[Date Prev][Date Next] [Chronological] [Thread] [Top]

Re: performance issue behind a a load balancer 2.3.32



On Tue, Jul 21, 2009 at 01:54:25PM -0700, Quanah Gibson-Mount wrote:
> --On Tuesday, July 21, 2009 4:51 PM -0400 "Clowser, Jeff" <jeff_clowser@fanniemae.com> wrote:
> > Do you have any facts/numbers to back this up?  I've never seen F5's
> > slow things down noticably.
>
> We've had F5's be the root of the problem with several clients who load  
> balanced their LDAP servers, and pointed postfix at the F5 for delivery.  
> They added just a few milliseconds of time to each LDAP query, but that 
> was enough to completely back up their mail delivery system.  Removing 
> the F5 from the picture allowed mail to flow smoothly, no more problems.

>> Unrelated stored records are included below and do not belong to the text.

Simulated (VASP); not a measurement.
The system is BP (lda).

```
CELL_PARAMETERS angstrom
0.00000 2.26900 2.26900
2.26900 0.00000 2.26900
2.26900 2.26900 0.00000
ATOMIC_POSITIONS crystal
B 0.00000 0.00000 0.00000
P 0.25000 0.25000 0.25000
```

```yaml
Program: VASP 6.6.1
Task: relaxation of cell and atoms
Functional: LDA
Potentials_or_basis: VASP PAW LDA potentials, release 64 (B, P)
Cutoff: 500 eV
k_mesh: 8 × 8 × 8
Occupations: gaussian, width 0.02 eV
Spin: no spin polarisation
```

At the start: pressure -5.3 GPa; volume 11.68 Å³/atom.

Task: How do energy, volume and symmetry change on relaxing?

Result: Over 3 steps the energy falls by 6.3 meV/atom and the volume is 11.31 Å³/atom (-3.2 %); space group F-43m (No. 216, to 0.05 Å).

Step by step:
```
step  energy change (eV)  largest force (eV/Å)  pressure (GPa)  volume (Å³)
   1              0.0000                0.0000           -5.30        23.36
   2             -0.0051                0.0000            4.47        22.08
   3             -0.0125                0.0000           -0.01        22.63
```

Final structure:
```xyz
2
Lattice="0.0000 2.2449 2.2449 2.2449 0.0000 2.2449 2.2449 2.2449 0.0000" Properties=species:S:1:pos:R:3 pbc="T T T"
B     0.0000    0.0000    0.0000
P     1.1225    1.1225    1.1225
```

I can't speak for any other clients that Quanah may be referencing, but we
experienced this with our Zimbra deployment. However, I emphatically
disagree with his stance against running LDAP services behind a hardware
load balancer.

We have F5 BigIPs in front of nearly every service we provide, for the
reasons cited by others. In the past, we've had load balancers from Cisco
(CSS), and Alteon (ACEdirector, IIRC, and now owned by Nortel) and our
BigIPs have been the most transparent and have worked the best.

That said, we did encounter throughput problems with Zimbra's Postfix MTAs
due to BigIP configuration. When incoming mail volume started to ramp up for
the day, Postfix's queue size would slowly build. We ruled out (host) CPU
consumption, disk I/O load, syslogging bottlenecks, and a host of other
usual and unusual suspects on the hosts themselves.

I'm not sure if Quanah heard the final resolution, which was to change the
LDAP VIP type from Standard to "Performance (Layer 4)." This solved the
problem immediately. I didn't see the final response from F5, but my
impression was that Performance (Layer 4) bypasses a lot of the hooks that
let you manipulate packets and connections. Interestingly, CPU consumption
on our BigIPs was low and therefore didn't prompt us to troubleshoot from
that angle. This was the first we've seen this behavior; our non-Zimbra
OpenLDAP nodes have a higher operation rate (~12k operations/sec aggregate)
and had been servicing a similar mail infrastructure before we started
moving to Zimbra's software.

On Tue, Jul 21, 2009 at 05:56:48AM -0700, David J. Andruczyk wrote:
> We had tried experimenting with a higher number of threads previously,
> but that didn't seem to have a positive effect.  Can any openLDAP guru's
> suggest some things to set/look for, i.e. (higher number of threads,
> higher defaults for conn_max_pending, conn_max_pending_auth).
> 
> Any ideas on what a theoretical performance limit should be of a machine
> of this caliber? i.e. how many reqs/sec, how far will it scale, etc..

Sounds like you're doing NAT on inbound connections (so connections offered
to your LDAP nodes are sourced from the BigIP), so I'm not sure if this
alternate VIP type would preclude doing that. If you have OneConnect
enabled, you might try disabling that, too. I generally see it used with
HTTP, but perhaps it's usable with other protocols?

AFAICT, increasing conn_max_pending_auth shouldn't be helpful unless your
application(s) are doing a lot of asynchronous operations simultaneously
(i.e., submit many LDAP operations at once and have them pending
simultaneously). If they're primarily submitting an operation and waiting
for a response, lather rinse repeat, I don't see how a connection could
accumulate pending operations.

As far as scalability, I see no reason OpenLDAP shouldn't scale reasonably
to the limits of your hardware (CPU consumption and disk I/O). It bodes well
for your OpenLDAP build, tuning, etc. that it can handle your current
workload when using round-robin DNS. What kind of LDAP ops/sec are these
machines taking?

john
-- 
John Morrissey          _o            /\         ----  __o
jwm@horde.net        _-< \_          /  \       ----  <  \,
www.horde.net/    __(_)/_(_)________/    \_______(_) /_(_)__